The United Kingdom’s Financial Conduct Authority (FCA) has published rules prohibiting the offer of digital asset derivatives products such as futures, options and exchange-traded notes to retail customers, just over a year after a ban was first proposed. Following a consultation process which opened in July 2019 and closed in October 2019, the FCA has published its Policy Statement (PS20/10) setting out the FCA's final policy position and rules that will come into force on 6 January 2021.
Explaining the rationale for the decision, the FCA said that:
The FCA considers these products to be ill-suited for retail consumers due to the harm they pose.
In particular, the FCA expressed its concern that digital asset derivatives cannot be reliably valued by retail consumers because of the:
inherent nature of the underlying assets, which means they have no reliable basis for valuation;
prevalence of market abuse and financial crime in the secondary market (eg cyber theft);
extreme volatility in cryptoasset price movements;
inadequate understanding of cryptoassets by retail consumers; and
lack of legitimate investment need for retail consumers to invest in these products.
Sheldon Mills, interim Executive Director of Strategy & Competition at the FCA, said:
This ban reflects how seriously we view the potential harm to retail consumers in these products. Consumer protection is paramount here ... Significant price volatility, combined with the inherent difficulties of valuing cryptoassets reliably, places retail consumers at a high risk of suffering losses from trading crypto-derivatives. We have evidence of this happening on a significant scale. The ban provides an appropriate level of protection.
The FCA's policy statement emphasises that the prohibition will remain under review in line with Article 42(6) of the Market in Financial Instruments Regulation (MiFIR). However, the prohibition is only likely to be reconsidered if the FCA can be convinced that the digital asset market changes in ways "which materially tackle the drivers of the harms [the FCA] have identified".

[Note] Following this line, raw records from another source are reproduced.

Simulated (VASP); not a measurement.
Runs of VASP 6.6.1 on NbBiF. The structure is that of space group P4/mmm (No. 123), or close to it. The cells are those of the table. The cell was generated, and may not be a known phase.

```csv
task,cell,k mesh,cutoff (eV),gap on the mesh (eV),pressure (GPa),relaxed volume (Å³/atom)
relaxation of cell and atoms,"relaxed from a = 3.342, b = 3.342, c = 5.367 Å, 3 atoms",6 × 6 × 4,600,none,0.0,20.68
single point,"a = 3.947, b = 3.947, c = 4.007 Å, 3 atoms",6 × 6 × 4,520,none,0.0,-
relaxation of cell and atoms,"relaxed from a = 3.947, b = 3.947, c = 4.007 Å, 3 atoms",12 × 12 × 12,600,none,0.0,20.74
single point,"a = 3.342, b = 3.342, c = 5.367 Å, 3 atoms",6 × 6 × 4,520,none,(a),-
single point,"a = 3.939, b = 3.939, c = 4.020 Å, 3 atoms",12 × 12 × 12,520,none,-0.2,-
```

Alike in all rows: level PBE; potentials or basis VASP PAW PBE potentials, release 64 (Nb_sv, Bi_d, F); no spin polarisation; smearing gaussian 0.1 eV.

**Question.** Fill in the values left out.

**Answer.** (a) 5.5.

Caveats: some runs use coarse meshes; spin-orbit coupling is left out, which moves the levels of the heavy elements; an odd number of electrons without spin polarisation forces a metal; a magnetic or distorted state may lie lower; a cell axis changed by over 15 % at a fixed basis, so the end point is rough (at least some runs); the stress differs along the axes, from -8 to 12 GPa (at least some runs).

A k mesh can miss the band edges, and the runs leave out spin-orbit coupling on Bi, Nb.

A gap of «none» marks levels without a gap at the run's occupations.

Understandably, those affected by the decision in the UK have expressed their concerns about the decision. Somewhat surprisingly, this has extended to suggestions from some that the FCA is sceptical of digital assets as a whole, with Townsend Lansing, head of product at CoinShares, making the following comments to Cointelegraph regarding the FCA's decision:
The FCA made it clear in their initial consultation and in the draft rules: they do not believe digital assets such as Bitcoin have value and therefore, they believe they are fundamentally unsuitable for investment.
While ASIC has yet to make any firm comment or commitment in relation to digital asset derivative products, they will no doubt be considering the FCA's position, and its consequences carefully.